The European Commission and Japanese government have provided details of their “Economic Partnership Agreement” (EPA). A full technical deal will only be completed by year end. While as a modern trade deal this will include services, procurement, and dispute mechanisms, the headline is that it removes 1 billion euros ($1.14 billion) of tariffs on the EU side.
The cuts will apply to 99% of products, though it will only be phased in over the next 15 years. For context trade between the two reached 16.3 trillion yen ($143.7 billion) over 12 months to May 31, Panjiva analysis of Japanese government figures shows. That was was 2.8% lower than a year earlier despite a recent rebound as outlined in Panjiva research of June 19. The tariff reductions are therefore worth around 1% of total trade, though the real value from EPA comes from increased exports by both countries.
Source: Panjiva
The deal represents a clear positive for global geopolitical efforts, typified by this week’s G20 Summit, to ensure continued trade liberalization. However, the rush to reach a ministerial agreement masks the significant remaining hurdles to passage of the deal. The largest of these may be the approval of a signed deal. Assuming EPA is declared as a mixed deal it will need full approval of the EU member states.

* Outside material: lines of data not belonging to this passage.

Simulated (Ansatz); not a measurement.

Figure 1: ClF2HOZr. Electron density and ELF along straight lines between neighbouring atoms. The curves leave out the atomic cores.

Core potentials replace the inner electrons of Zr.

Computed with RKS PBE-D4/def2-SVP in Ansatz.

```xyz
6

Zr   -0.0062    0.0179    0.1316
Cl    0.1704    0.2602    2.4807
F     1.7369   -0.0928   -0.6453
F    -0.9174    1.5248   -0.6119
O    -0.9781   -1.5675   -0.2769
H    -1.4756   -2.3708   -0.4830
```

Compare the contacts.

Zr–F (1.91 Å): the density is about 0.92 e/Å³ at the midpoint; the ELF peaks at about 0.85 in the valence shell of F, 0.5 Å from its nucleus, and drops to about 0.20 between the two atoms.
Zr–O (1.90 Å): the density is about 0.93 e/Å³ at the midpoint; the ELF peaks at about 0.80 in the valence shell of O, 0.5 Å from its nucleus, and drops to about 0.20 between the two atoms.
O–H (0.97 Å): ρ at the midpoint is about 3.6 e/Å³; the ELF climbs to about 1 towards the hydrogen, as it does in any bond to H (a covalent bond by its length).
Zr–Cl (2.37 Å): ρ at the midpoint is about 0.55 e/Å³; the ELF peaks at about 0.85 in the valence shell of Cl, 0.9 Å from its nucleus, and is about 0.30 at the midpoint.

The CETA deal with Canada is instructive here, as a deal in principle was reached before July 2016, but did not receive European Parliament approval until February 2017 due to member state objections. CETA is also still subject to ECJ review and has not yet been ratified by all the member states.
In that regard the EPA also faces the challenges of forthcoming elections in national parliaments, with 10 elections due before the Japanese national elections to the House of Representative in December 2018. There are also EU Parliamentary elections in May 2019. A final complication is that the U.K. is still a part of the EU customs area, but will leave in March 2019.